Sunday, August 04, 2019

The Fed and inflation

I want to single out a statement in Dean Baker's recent article, The Dangerously Irresponsible Arguments of the “Responsible” Budget Gang: " I have some differences [with MMT]. In particular, I am not willing to give up having the Fed as a check on inflation."

This statement is false in part and true in part. MMT does not ask us to "give up" the Fed's role in checking inflation; instead, MMT scholars present considerable evidence that under ordinary circumstances, the Fed (or any central bank) cannot control inflation. According to MMT (and other theories), bank money is endogenous. The quantity of money in an economy is determined not exogenously by the Fed but endogenously by profit-seeking banks and firms creating loans.

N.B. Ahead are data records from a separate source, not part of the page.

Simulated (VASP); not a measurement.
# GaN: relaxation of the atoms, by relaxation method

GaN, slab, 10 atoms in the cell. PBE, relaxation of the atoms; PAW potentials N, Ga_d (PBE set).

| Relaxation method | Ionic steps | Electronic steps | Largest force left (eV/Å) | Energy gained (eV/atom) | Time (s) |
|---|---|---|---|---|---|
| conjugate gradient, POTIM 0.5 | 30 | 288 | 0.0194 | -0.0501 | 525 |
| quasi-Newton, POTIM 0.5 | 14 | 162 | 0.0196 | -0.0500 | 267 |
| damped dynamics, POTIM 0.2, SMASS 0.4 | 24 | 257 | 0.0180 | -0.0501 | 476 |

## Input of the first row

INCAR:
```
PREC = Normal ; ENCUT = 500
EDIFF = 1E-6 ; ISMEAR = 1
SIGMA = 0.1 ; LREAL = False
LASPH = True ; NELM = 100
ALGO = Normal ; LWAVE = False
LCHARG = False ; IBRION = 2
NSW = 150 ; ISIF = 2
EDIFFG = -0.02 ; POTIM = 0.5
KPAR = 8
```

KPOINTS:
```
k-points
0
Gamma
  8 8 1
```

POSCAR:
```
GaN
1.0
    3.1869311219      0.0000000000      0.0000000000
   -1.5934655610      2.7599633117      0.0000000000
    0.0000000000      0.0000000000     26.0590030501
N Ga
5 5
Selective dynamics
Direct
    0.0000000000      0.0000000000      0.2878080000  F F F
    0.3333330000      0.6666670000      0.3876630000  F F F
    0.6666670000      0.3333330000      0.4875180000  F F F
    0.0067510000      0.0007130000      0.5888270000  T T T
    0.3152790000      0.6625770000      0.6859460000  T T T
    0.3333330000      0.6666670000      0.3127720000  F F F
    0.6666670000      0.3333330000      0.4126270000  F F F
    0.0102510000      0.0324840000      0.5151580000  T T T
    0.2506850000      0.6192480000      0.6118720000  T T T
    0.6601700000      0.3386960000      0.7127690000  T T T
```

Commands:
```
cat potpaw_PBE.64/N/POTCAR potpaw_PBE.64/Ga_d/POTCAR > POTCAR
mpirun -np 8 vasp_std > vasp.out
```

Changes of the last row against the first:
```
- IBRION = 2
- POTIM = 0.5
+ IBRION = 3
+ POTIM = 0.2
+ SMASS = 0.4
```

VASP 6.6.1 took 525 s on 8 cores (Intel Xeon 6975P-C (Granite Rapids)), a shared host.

Moreover, firms' investment spending is inelastic with regard to interest rates: if a firm believes they can make a profit by expanding, they will borrow at the prevailing interest rate. As long as banks believe firms can invest productively, they will provide the loans that firms want, and why not? Banks are profit maximizing entities. The Fed has very little choice but to provide the reserves that banks need: the alternative is to allow some banks to simply fail. Having the Fed's thumb on banks' self-destruct buttons is a kind of control, but it is not the same as sitting behind the wheel.

Similarly, as we have seen in Japan since the 1990s and the rest of the developed world since the global financial crisis, central banks can do very little to increase inflation. The Fed can shovel reserves to the banks, but regardless of the amount of banks' reserves, they can't lend if firms don't want to borrow, i.e. if firms believe investment will not be profitable, and banks won't lend if they don't believe investment will be profitable.

The Fed can check inflation. However, the only tool they have is to abruptly raise the Fed Funds rate high enough to choke off investment spending and cause a recession; the resulting unemployment will eventually bring inflation down. But we should find ways other than massive unemployment and suffering to fix systemic economic problems such as inflation. It is not MMT per se but ordinary morality that asks us to give up this tool.